The Gallagher amendment was placed in our constitution in 1982. It sets a formula for how property taxes are assessed in Colorado. Because it’s in the constitution, that formula has remained unchanged for nearly 40 years.
Gallagher’s formula states that 45% of property taxes must come from residential properties (homes), and 55% must come from non-residential properties (commercial, manufacturing, agriculture). In order to maintain the formula, as residential property values increase, the residential property tax rate must decrease.
When Gallagher was passed, residential properties made up 53% of the overall property value in the state. Today they account for 80%. That means Gallagher continues to require 20% of the tax base (non-residential) to pay 55% of the statewide property tax bill. The math doesn’t add up, and it shows.
Property taxes become the budgets that fund our schools, fire districts, ambulances and a variety of Boulder County services. It’s no wonder that with Gallagher’s lopsided formula, so many of our schools would face near-constant budget deficits if they were not able to pass mill levy overrides. When local taxes come up short in funding our schools, the state is required to make up the difference. This pulls dollars from so many other essential services and programs that benefit our communities. Higher education, transportation, human services, anything the state helps support is at risk for funding cuts because of Gallagher’s inadequacy.
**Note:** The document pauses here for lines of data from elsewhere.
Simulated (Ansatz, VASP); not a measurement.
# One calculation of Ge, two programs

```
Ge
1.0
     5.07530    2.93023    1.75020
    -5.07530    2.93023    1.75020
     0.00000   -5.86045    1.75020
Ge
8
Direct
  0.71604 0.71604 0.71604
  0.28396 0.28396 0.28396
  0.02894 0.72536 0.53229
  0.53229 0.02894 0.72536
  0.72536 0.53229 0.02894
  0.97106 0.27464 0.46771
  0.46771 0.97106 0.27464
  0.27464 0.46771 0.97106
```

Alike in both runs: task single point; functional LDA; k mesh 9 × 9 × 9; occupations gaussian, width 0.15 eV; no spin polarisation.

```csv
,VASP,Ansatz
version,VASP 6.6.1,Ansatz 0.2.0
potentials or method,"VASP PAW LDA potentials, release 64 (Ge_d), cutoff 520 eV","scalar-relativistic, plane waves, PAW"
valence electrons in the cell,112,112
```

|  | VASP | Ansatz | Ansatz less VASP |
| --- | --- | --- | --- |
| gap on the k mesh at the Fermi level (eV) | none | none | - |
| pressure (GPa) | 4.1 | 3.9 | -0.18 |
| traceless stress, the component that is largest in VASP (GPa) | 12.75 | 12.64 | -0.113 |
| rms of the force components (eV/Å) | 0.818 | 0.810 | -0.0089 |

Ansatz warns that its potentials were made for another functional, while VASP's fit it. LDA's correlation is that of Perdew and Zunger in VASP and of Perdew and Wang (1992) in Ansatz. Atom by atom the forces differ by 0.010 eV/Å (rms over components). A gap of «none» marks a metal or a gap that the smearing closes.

Not only is Gallagher failing to fund the basic budget needs of our schools and vital county services statewide, but it is particularly damaging to lower income and rural communities. These areas often have fewer non-residential properties, and have seen much slower growth in home values. When Gallagher’s one-size-fits all approach ratchets down rates, it carves away even more funding from services that were already in budget holes.
Amendment B provides an immediate solution to a problem that is guaranteed to deepen. It repeals Gallagher’s unfair, harmful formula from the state constitution and freezes property tax rates. That means that as our communities move toward recovering from a year of unprecedented challenges, residential properties will keep their current tax rate, which is the third lowest in the country.
By freezing rates in place we can provide our schools and vital services with a level of stability they have not had in decades. Amendment B does not increase taxes, it prevents the goal posts from being continually moved at the expense of so many of our neighborhoods.
A majority of Democrat and Republican state lawmakers support Amendment B, and are joined by a growing number of leaders in education, labor, business, agriculture, public safety and fire protection. Amendment B is an important step in moving our communities toward a bright recovery and into the future. Please join us in voting Yes on Amendment B.
Deb Gardner is the Chair of the Boulder Board of County Commissioners and previously served as a state legislator for House District 11. Elise Jones is a Boulder County Commissioner for District 1.